8th February. AP photo.

Until today the earthshaking Egyptian revolution appeared to be losing momentum. Regime propaganda, repeated on state TV and in Saudi-owned regional media, appeared to be convincing significant sections of the population that the protests were responsible for diminished security (although it was the regime that freed violent criminals and pulled police off the streets) and economic destabilisation (although it was the regime again which closed the internet, halted the trains, and dealt perhaps a long-term blow to tourism by encouraging mobs to attack foreigners). As 40% of Egyptians rely on daily wages for survival, success of regime propaganda in this area could fatally undermine the revolution.

The United States clearly believed that Mubarak, Suleiman and the military, having weathered the initial shock, were slowly but surely regaining control. After meeting the ruling clique, Obama’s envoy and Mubarak-business partner Frank Wisner praised Mubarak and insisted that he “must stay in office to steer” a process of achieving “national consensus around the preconditions” for the future. The White House said Wisner was speaking in a personal capacity, but didn’t contradict him. Hillary Clinton, meanwhile, expressed support for Vice President Omar Suleiman’s transitional leadership. Suleiman’s credentials for midwifing democracy include personal supervision of execution by torture, a rock solid reputation with Israeli intelligence, and his oft-stated belief that Egyptians are not yet ready for democracy.

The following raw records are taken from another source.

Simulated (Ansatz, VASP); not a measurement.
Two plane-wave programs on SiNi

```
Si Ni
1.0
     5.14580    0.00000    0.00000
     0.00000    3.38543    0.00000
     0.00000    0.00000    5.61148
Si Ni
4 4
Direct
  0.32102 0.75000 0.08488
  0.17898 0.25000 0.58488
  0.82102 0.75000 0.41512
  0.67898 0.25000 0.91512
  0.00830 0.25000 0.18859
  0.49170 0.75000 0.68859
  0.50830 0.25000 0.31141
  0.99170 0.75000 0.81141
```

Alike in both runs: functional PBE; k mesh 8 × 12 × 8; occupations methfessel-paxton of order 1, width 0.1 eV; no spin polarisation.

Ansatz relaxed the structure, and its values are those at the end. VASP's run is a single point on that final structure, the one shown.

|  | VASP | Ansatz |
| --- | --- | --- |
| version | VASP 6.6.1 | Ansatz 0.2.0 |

Even as the regime and its American sponsor speak of dialogue, reform and transition, arrests of opposition activists and harrassment of journalists continue, as does the decades-old state of emergency. In one hand the stick, and in the other the carrot: state salaries and pensions have been increased by 15%, and the public sector has announced it will employ the unemployed. The regime has had neither the time nor the inclination to reorder the economy to benefit the working class, so it’s most probable that Egyptians are about to benefit from a temporary cash injection from Saudi Arabia and other terrified Gulf states.